UDF Examples
This section explains the functionality of user defined scripts.
Scalar functions
User defined scalar functions (keyword SCALAR) are the simplest case of user defined scripts, returning one scalar result value (keyword RETURNS) or several result tuples (keyword SET) for each input value or tuple.
The scripts must implement a function run() in which the processing is done. This function is called during the execution and gets a kind of context as parameter, which is the actual interface between the script and the database.
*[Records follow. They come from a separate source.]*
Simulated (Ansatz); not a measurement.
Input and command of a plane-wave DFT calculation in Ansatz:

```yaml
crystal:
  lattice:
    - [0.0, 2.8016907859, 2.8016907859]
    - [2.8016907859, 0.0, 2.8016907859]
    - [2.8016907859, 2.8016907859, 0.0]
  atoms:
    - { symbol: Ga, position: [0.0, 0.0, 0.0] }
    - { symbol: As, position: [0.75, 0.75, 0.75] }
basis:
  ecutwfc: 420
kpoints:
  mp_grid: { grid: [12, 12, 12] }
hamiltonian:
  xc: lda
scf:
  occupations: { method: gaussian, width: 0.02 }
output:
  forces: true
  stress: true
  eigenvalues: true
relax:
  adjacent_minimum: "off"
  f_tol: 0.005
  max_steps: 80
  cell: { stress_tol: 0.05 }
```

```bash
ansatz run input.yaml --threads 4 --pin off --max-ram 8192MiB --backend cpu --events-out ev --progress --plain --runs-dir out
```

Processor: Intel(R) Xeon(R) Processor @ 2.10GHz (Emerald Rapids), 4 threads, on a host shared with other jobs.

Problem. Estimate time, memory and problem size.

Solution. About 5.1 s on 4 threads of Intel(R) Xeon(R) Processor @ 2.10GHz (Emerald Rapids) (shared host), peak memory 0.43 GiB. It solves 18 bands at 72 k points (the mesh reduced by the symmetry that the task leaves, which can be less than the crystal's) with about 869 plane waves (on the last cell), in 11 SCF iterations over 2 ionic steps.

In the following example, a script is defined that returns the maximum of two values. This is equivalent to the CASE expression CASE WHEN x>=y THEN x WHEN x<y THEN y ELSE NULL END.
--/
CREATE LUA SCALAR SCRIPT my_maximum (a DOUBLE, b DOUBLE)
RETURNS DOUBLE AS
function run(ctx)
if ctx.a == null or ctx.b == null
then return null
end
if ctx.a > ctx.b
then return ctx.a
else return ctx.b
end
end
/
SELECT x,y,my_maximum(x,y) FROM t;
Aggregate and analytic functions
UDF scripts are important if the script processes multiple rows at once. You can create any kind of aggregate or analytic function. By defining the keyword SET you specify that multiple input tuples are processed. Within the run() method, you can iterate through this data using the method next().
Additionally, scripts can either return a single scalar value (keyword RETURNS) or multiple result tuples (keyword EMITS).
The following example defines two scripts: the aggregate function my_average (simulates AVG) and the analytic function my_sum. The scripts create three values per input row: a sequential number, the current value, and the sum of the previous values. The second script processes the input data in sorted order using the ORDER BY clause.
--/
CREATE LUA SET SCRIPT my_average (a DOUBLE)
RETURNS DOUBLE AS
function run(ctx)
if ctx.size() == 0
then return null
else
local num_sum = 0
repeat
if ctx.a ~= null then
num_sum = num_sum + ctx.a
end
until not ctx.next()
return num_sum/ctx.size()
end
end
/
SELECT my_average(x) FROM t;
--/
CREATE LUA SET SCRIPT my_sum (a DOUBLE)
EMITS (count_values DOUBLE, val DOUBLE, sum_values DOUBLE) AS
function run(ctx)
local num_sum = 0
local num_count = 0
repeat
if ctx.a ~= null then
num_sum = num_sum + ctx.a
num_count = num_count + 1
ctx.emit(num_count,ctx.a,num_sum)
end
until not ctx.next()
end
/
SELECT my_sum(x ORDER BY x) FROM t;
Dynamic input and output parameters
You can use the syntax (...) within CREATE SCRIPT to create flexible scripts with dynamic parameters. You can use these scripts for any input data type, for example, a maximum function independent of the data type, and for multiple input columns. With an EMITS script you can make the number of output parameters and their type dynamic.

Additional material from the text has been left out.